You can find those metrics in the process.memoryUsage()
object in Node.js.
This approach doesn’t prevent the Denial of Service because the request is still being processed, but it should recover
faster since the server will return a 503 when it starts to be overloaded (instead of when it’s too late).
Custom protection via GraphQL AST traversal
In this custom approach, we will traverse the GraphQL AST and check for the number of directives, aliases, fields, and depth. That way, we can implement a middleware to reject the query if deemed malicious or heavy before we even try to resolve it.
For that we will use some out-of-the-box methods from the graphql
package to parse and traverse the AST (Abstract Syntax Tree).
The AST is a tree representation of the query that can be traversed to extract information about the query.
You can find it in the resolver as the info
object:
import { visit, parse } from 'graphql';
import { ASTNode, DirectiveNode, DocumentNode } from 'graphql/index';
import { ASTVisitor } from 'graphql/language/visitor';
function traverse(query: string): void {
const ast: DocumentNode = parse(query);
let directiveCount = 0;
let aliasCount = 0;
let maxDepth = 0;
let depth = 0;
const visitor: ASTVisitor = {
Directive(node: DirectiveNode) {
directiveCount++;
},
enter(node: ASTNode) {
if (node.kind === 'Field') {
depth++;
if(depth > maxDepth) maxDepth = depth;
if (node.alias) aliasCount++;
}
},
leave(node: ASTNode) {
if (node.kind === 'Field') {
depth--;
}
},
};
const resultingDocument: DocumentNode = visit(ast, visitor);
}
This is a simple example of how you can traverse the AST and count the number of directives, aliases, and depth. Let’s break it down a bit:
- We parse the query into an AST with
parse(query)
asDocumentNode
which is a usable representation of the query. - We define a
visitor
which is aASTVisitor
where you can define custom behaviour that will be executed when traversing the AST.- The
Directive
method will be called each time a directive is found in the query. - The
enter
method will be called each time a node is entered- We look for nodes of type
Field
which are the fields in the query and increment the alias count if one, or calculate the current depth.

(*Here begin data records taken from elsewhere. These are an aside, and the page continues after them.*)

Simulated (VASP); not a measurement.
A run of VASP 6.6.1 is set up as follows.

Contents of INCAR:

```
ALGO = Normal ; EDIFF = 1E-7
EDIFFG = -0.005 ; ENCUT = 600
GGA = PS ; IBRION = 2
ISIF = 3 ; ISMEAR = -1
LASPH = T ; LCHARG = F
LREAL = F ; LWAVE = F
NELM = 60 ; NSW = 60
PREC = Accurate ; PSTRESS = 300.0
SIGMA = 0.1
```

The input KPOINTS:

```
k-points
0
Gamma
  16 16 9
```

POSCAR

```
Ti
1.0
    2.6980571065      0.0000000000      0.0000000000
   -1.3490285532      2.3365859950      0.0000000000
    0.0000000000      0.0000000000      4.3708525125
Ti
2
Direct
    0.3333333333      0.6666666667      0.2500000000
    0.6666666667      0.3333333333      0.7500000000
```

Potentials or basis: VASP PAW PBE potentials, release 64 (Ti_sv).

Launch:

- We look for nodes of type
- The
leave
method will be called each time a node is left- We decrement the depth when leaving a
Field
node.
- We decrement the depth when leaving a
- The
- The result of the
visit
method will be a newDocumentNode
with the visitor applied to it.
By using this method, you can also modify the tree by returning null
on a field to remove it from the tree if it is a
duplicate (you would need to check in the SelectionSet
the fields that are already present and remove duplicates as you
go in the Fields
).
Rate Limiter
To implement a rate limiter, there are many options available.
You can use rate-limiter-flexible
with ioredis
to store the rate limit information in a Redis database.
Other options than redis are available, including an in-memory store to test it out (not meant for production).
Here is an example:
import { Request, Response, NextFunction } from 'express';
import { RateLimiterRedis } from 'rate-limiter-flexible';
import * as Redis from 'ioredis';
class RateLimiter {
private readonly limiter: RateLimiterRedis;
constructor() {
this.limiter = new RateLimiterRedis({
storeClient: new Redis({ options: { /* Redis options */ } }),
points: 100, // allowed max points per duration
duration: 10, // point reset frequency in seconds
blockDuration: 60, // block nest requests for 60 seconds if all points consumed in duration
});
}
middleware() {
return async (req: Request, res: Response, next: NextFunction) => {
try {
await this.limiter.consume(req.ip, 1); // Consume 1 point for the request for this IP
next();
} catch (rejRes) {
res.status(429).send('Too Many Requests'); // too many requests -> send HTTP 429 status code
}
};
}
}
In this example, we have a simple rate limiter class, we create a RateLimiterRedis
with a ioredis
client (assuming
you have run and configured through the redis options, otherwise use the RateLimiterMemory
without redis).
Then I set up the rate limiter options, I left some comments, so you know what each option does.
When a graphql call is issued to the API, as a middleware, it will consume
a point for the request’s IP.
Which means that if the rate limit is reached for one IP, it won’t impact another IP.
Better yet, if you have authenticated users using your API, you can apply the rate limit per user instead of IP.
The rate limit throws an exception when the limit is reached, letting you know the number of points consumed, and the
time remaining before the blocking period expires.
To use it in an express app
, you could do for the graphql API on /graphql
route:
const rateLimiter = new RateLimiter();
app.use('/graphql', rateLimiter.middleware());
Or you can find other examples on the rate-limiter-flexible documentation. They have a wiki with examples of the rate limiter usage within different frameworks or situations.
Now you should be all set to defend your GraphQL API against evil DoS threats …if we omit other potential attack vectors (that were not mentioned) and until the next vulnerabilities are discovered. 🙃